Thursday, 19 August 2010

Dressing Up

I've been mulling over many ways to present the idea of dressing up.
This is the best solution I have found.

I was pleased to hear Big Fish founder Paul Thelan referring to the interactive novel in a recent interview.
So close!
There isn't enough time or scope in a casual game to create a narrative anything like the narrative of a novel. The idea of breaking an iHOG into 'chapters' is a purely functional device. None of these 'chapters' present scene questions or turn, and more often than not, they develop nothing beyond the opening of a door. They bear none of the characteristics of a chapter. However, it is beneficial to parcel the game into chunks, primarily for purposes of locating one's place chronologically in the game. (Handy for dev and player alike.)

My thoughts are very different now to those I harboured five months ago.
Back then, I figured, largely through misleading feedback and preconceptions, that the story of a casual game is tolerated, rather than treasured; that the act of solving puzzles and exploring beautiful environments took precedence over any story device.
Let's have a look at how plot can give meaning.

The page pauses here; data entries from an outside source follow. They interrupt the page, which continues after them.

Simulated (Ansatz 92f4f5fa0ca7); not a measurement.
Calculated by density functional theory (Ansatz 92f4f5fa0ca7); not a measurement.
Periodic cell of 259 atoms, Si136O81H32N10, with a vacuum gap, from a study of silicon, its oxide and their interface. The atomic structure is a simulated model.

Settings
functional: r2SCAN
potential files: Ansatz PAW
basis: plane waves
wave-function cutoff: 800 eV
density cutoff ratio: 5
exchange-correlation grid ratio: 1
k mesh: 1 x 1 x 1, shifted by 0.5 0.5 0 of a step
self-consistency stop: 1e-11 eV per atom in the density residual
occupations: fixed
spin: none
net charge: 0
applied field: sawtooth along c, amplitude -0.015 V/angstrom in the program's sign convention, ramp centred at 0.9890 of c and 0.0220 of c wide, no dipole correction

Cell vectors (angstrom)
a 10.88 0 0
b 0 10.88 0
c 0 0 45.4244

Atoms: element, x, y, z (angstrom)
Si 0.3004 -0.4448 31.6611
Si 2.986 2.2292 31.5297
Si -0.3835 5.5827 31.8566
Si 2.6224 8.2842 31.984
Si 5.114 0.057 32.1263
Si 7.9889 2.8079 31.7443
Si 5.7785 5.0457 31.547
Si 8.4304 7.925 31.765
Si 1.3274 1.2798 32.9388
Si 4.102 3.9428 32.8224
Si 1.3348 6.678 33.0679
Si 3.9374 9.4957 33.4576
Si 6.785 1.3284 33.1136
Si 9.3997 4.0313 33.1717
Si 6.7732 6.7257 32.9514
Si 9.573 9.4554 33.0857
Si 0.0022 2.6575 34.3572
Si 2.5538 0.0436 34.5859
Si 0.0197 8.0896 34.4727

The standard HO scene goes like this:
Player studies a scene, looking for listed items.
Player finds all the items and then receives a reward.

That's a fun endeavour for sure.
But I've devoted a good deal of time to giving HO scenes meaning, and this can be done by integrating the scene and the act of searching and finding into the plot.

*Margrave IV spoiler alert*

In the final scene of Margrave IV, Eddie comes face-to-face with the boatyard Seer. (A Seer is a metal face; the face is connected to a soul which is housed elsewhere; the face is essentially the physical interface, allowing Eddie to chat with the souls - the personalities - of the dead. They have telekinetic powers.)
This final Seer is the huge, rusted face of a deceased girl named Ula. Ula is the final choke: she will open the gates to freedom once x, y, and z are accomplished.
Ula is lonely. She wants to play a game... of 'hunt the thimble'. She takes Eddie's thimble and hides it.
Now, when the player enters the HO scene, they are astonished to find the entire scene filled with thimbles!
The mechanic is unchanged; however, it is now imbued with meaning.
The boatyard HO scene is set amongst the wreckage of dozens of boats. This allows me to instantly underpin the emotional topography visually with threat. Then comes the sudden humour of the hidden thimble scene. And then I turn the scene, revealing Ula's true character, not simply through narrative/dialogue, but through the next series of plot-dependent games/puzzles.

*Spoiler ends*

It's this plot-gifted meaning that is so rare in casual games.
Furthermore, given that the look and feel of the entire world is ruled by the needs of the plot, every puzzle and mini-game has an inspiration, and that inspiration is not simply an aesthetic one, but is something far deeper - it is something with meaning - something functional, with crafted resonance.

The puzzles and mini-games of your standard casual game exist in their naked form.
I recently saw a door that was choked by a sudoku puzzle which had been placed onto the door. Solve sudoku, open door. Some attempt had been made to integrate the puzzle aesthetically. But that sure as ballyhoo ain't at the core of the player's emotions.